Use cublasGemmEx in tensordot_core when CUDA11 #3719

anaruse · 2020-08-04T11:49:50Z

This PR modifies to use cublasGemmEx, an extension of cublas<t>gemm, as the matrix multiply backend to be called in tensordot_core in case of CUDA11. cublasGemmEx is flexible, allowing users to specify the data types for each of the matrices A, B, C, the precision of computation and the matrix multiply algorithm to be used.
https://docs.nvidia.com/cuda/cublas/index.html#cublas-GemmEx

This is a kind of preparatory PR and the following PR will allow the use of TF32 (TensorFloat32) as the compute precision of the matrix multiply.

This is related to #3602

leofang

Did a very quick 1st pass and left a few comments/questions.

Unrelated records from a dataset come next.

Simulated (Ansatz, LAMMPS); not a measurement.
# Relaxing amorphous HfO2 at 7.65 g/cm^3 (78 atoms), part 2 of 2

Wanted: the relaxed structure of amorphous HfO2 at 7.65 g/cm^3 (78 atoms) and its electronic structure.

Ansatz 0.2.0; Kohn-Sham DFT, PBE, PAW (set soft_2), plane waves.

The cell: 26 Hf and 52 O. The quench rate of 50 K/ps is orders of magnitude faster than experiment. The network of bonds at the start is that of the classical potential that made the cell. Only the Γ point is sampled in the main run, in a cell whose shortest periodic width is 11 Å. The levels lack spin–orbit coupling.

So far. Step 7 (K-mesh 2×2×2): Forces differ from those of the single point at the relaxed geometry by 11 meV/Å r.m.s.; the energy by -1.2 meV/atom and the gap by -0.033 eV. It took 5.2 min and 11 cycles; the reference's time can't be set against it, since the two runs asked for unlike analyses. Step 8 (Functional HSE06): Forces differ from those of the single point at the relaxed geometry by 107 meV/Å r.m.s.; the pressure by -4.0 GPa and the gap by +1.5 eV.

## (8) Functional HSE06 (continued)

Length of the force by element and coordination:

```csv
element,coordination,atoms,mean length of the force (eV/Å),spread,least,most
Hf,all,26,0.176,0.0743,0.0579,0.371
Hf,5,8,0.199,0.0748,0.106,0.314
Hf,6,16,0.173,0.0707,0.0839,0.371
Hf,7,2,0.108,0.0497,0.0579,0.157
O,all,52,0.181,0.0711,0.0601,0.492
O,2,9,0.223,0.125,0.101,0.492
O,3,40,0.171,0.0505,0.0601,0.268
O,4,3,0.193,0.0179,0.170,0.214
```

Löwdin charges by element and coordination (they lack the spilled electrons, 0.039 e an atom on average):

leofang · 2020-08-04T19:51:01Z

cupy/core/core.pyx

+cdef struct cuComplex:
+    float x, y
+
+
+cdef struct cuDoubleComplex:
+    double x, y


Could you do this at the top instead, for consistency?

cupy/cupy_backends/cuda/libs/cusparse.pyx

Lines 8 to 13 in 0cbfedd

cdef extern from '../cupy_cuComplex.h':

ctypedef struct cuComplex 'cuComplex':

float x, y

ctypedef struct cuDoubleComplex 'cuDoubleComplex':

double x, y

leofang · 2020-08-04T19:52:39Z

cupy/core/core.pyx

+    double x, y
+
+
+cpdef ndarray tensordot_core_v11(


I feel a lot of boilerplate code in this new function overlaps with its predecessor tensordot_core(), at least for input/output preparation. Can we defer the code splitting point to later?

Yes, code duplication is a concern of mine as well 😓
Since cublasGemmEx allows you to select a different data type for output matrix C than the data type of input matrices A and B, I was thinking of using this to reduce amount of copy after gemm (this was not implemented yet). That's why I was branching out early, but there aren't that many opportunities for copy reduction, so I'm going to prioritize reducing code duplication first.

leofang · 2020-08-04T19:54:24Z

cupy/core/core.pyx

+    if m == 1 and n == 1:
+        _tensordot_core_mul_sum(
+            a.ravel(), b.ravel(), _manipulation._reshape(out, ()))
+        if out is not ret:
+            elementwise_copy(out, ret)
+        return ret


As an example of code duplication mentioned above, note that #3678 is fixing this part, so if duplication is not avoided as much as possible, we'd need to fix it twice 😅

leofang · 2020-08-04T20:46:20Z

cupy/core/core.pyx

+    return ret
+
+
+cdef int _get_cuda_dtype(ndarray a):


Need to propagate exception if it's raised

Compare char directly

Suggested change

cdef int _get_cuda_dtype(ndarray a):

cdef int _get_cuda_dtype(ndarray a) except -1:

cdef str a_type = a.dtype.char

I'm wondering if this function should go to cupy/core/_dtype.pyx instead...?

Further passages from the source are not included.